Summit of the Americas: An American Domestic Policy Issue

The Summit of the Americas, which opened Friday April 10 in Panama, falls first of all under the category of international policy. The United States will have the opportunity to evaluate the influence they have left on a continent which they have long dominated and where their influence will be from this point forward contested by the more autonomous nation states like Brazil, and even those that are hostile like Venezuela, but also by new external players such as China. They will also ratify the return of Cuba, ostracized since 1962 for “crimes of Communism and Sovietism.” The handshake between Barack Obama and Raul Castro will be indisputably historic.

This summit, nevertheless, also falls under American domestic policy, as illustrated by the recent warming of relations between Washington and Havana. On the cusp of the 2016 primary elections, the more conservative faction of the Republican Party has seized this case, not only to ruin the end of President Obama’s term, but also to make it a marker of “ideological purity” at the heart of their faction. Two of the candidates, Senator Ted Cruz from Texas and Senator Marco Rubio from Florida, are of Cuban ancestry. Jeb Bush, who has also announced his candidacy, was governor of Florida, the most Cuban state in the country.

Even if the Cuban community has become more moderate over the course of generations and generally approves of the current dialogue, spokespeople from anti-Castro groups in Miami continue to refuse to make any concessions regarding the Castro brothers and to dream of an abrupt change of regime in Havana. It is these conservative Cuban-Americans who come out in large numbers during the Republican Party’s primary elections. If played delicately, the Democratic Party can subsequently still hope to increase its score among a community that has always given it the cold shoulder, with a possibility of winning Florida, a swing state that, with its 29 electoral votes, is as crucial as the state of New York.

More commonly still, Latin America is established as a matter of domestic policy because the Hispanic communities established in the United States are in the process of drastically changing the demographic composition of the country and thus redrawing its political map from top to bottom. Hispanics, also known as Latinos, today make up 57 million out of a total population of 321 million. In 2050 they will be at 106 million, a quarter of the American population.

The Latino Rainbow

The history of the United States consists in part of waves of immigration where at each crest, the presence of these ethnic communities has had influence on both domestic and foreign policy. Each time, the maps have been redistributed and new power ratios have been created; for example, between religions, as when Irish, Italian and Polish immigration made Catholicism the country’s primary religion. Hispanics are far from constituting a monolithic group, incidentally reflected by a subcontinent that, despite its features of common language, culture or religion, presents real diversity and is not devoid of strong hostility. Cubans, Mexicans, Colombians or Puerto Ricans do not necessarily see the world in the same manner. Social, ideological and national differences fracture the community.

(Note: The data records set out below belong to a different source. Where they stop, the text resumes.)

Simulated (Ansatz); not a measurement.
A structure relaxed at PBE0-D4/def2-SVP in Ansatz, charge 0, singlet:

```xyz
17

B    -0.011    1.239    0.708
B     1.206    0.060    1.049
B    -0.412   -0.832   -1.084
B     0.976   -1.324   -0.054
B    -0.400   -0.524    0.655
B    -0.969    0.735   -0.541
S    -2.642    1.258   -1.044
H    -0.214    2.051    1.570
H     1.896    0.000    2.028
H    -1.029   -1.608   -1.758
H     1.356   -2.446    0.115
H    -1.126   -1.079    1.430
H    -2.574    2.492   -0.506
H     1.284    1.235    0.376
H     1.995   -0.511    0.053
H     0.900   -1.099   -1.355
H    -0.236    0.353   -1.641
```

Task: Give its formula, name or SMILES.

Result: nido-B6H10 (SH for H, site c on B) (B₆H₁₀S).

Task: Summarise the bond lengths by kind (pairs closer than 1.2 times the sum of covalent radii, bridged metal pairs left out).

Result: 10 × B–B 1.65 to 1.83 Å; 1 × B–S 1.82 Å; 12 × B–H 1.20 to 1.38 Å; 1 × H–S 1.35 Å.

However, everyone recognizes that Hispanics’ rise in power will have significant consequences on American politics. But in what sense? A few years ago, in a contentious book titled “Who Are We? The Challenges to America’s National Identity,” Samuel Huntington, who was also the troubled author of “The Clash of Civilizations,” sounded the alarm by predicting that Hispanics would not accept assimilation into Anglo-Saxon culture and would subsequently pose a threat to the American ideal. Just as hostile, other Cassandras now emphasize, as in a recent article in The Economist, that Hispanics will “drag the United States down” because they won’t succeed as much as other migrants, they have poor grades in school or their children are caught up in gangs. Numerous people, however, contest this apocalyptic vision and instead emphasize the exceptional demographic contribution and the rejuvenation that the Latinos’ rise in power signifies.

Politically, nothing is decided. Today, a large majority of Hispanic voters lean toward the Democratic side, mainly because the party has a generally favorable position toward immigration and social justice, two fundamental issues within the Latino community. But it is not certain that the Democrats will be able to count on the loyalty of this electorate with as much assurance as they can of African-Americans. “Hispanics are Republicans – they just don’t know it yet,” President Ronald Reagan famously declared, emphasizing “conservative cultural values” that prevail within Latino-American communities. “They are very religious, in favor of the right to bear arms, distrustful with regard to a bureaucratic state,” insist Republican strategists. They consider proof of this “latent conservatism” to be the growing conversion of numerous Latino Catholics to Evangelicalism, a gateway to the Republican vote.

During this historic summit in Panama, meant to celebrate the return of Cuba to the Organization of American States, there is no doubt that Democratic political advisers will look at the scene through the eyes of politicians just as much as those of diplomats. Already, it’s whispered that a Texan Latino, Julian Castro, Obama’s current secretary of housing and urban development, could be the vice presidential candidate if Hillary Clinton wins the Democratic Convention in the summer of 2016.